Sending him down to Tulsa does seem like the obvious move at this point; Aldrich hasn't logged any minutes since Nov. 11 and appears to have no room to move up in the depth chart. Nenad Krstic (7.8 ppg, 4.9 rpg) likely won't be sticking around for too long (perhaps even after this season - he'll be a free agent at season's end) so it's clear that management envisions Aldrich as the center of the future despite inking 30-year-old backup Nick Collison to a four-year extension on Tuesday.
For now, the Thunder will keep a close watch on him during his Tulsa-time and look to see if he can manage the beast-like stats of 11 points, 10 rebounds, and nearly 3.5 blocks per game he posted his junior year at Kansas, the reason Presti traded for him on draft day to begin with.
While he's buried on the chart behind Krystic and Collison and just barely above second-year Byron Mullens, it makes sense to get Aldrich the playing time he needs to continue his development, albeit at a lower-level.

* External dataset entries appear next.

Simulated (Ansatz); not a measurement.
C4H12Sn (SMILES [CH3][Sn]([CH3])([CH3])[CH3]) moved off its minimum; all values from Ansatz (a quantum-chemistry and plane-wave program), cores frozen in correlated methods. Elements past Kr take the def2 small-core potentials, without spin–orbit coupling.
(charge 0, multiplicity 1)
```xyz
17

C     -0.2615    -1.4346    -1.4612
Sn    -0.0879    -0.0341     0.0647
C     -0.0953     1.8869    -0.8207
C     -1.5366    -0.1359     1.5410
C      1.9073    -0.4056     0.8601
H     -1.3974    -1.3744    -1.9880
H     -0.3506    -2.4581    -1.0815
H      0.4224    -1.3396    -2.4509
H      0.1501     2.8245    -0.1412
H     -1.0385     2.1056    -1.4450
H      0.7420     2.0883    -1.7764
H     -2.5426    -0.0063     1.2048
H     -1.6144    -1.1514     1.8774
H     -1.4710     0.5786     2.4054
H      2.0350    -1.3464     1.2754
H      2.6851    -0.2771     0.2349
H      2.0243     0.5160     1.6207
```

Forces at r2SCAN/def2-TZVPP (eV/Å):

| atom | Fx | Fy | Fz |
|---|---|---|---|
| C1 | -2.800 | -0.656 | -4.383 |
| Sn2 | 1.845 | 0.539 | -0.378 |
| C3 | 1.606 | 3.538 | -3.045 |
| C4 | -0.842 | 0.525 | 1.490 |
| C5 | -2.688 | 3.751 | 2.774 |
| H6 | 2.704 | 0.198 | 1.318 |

In two games with Tulsa thus far, Aldrich is averaging nine points, six rebounds, one block, and 5.5 personal fouls in 21 minutes of play. Work is definitely needed for the 6'11' big man but he's in the right place to get it.
As a reminder, rookies and second-year players are the only members on NBA rosters permitted to play in the D-League. A player is allowed a maximum of three assignments per season. He very well could go back and forth between both teams a few times as he gets more playing time under his belt.
Before long, Aldrich should be back on his horse, back in OKC, and ready to contribute.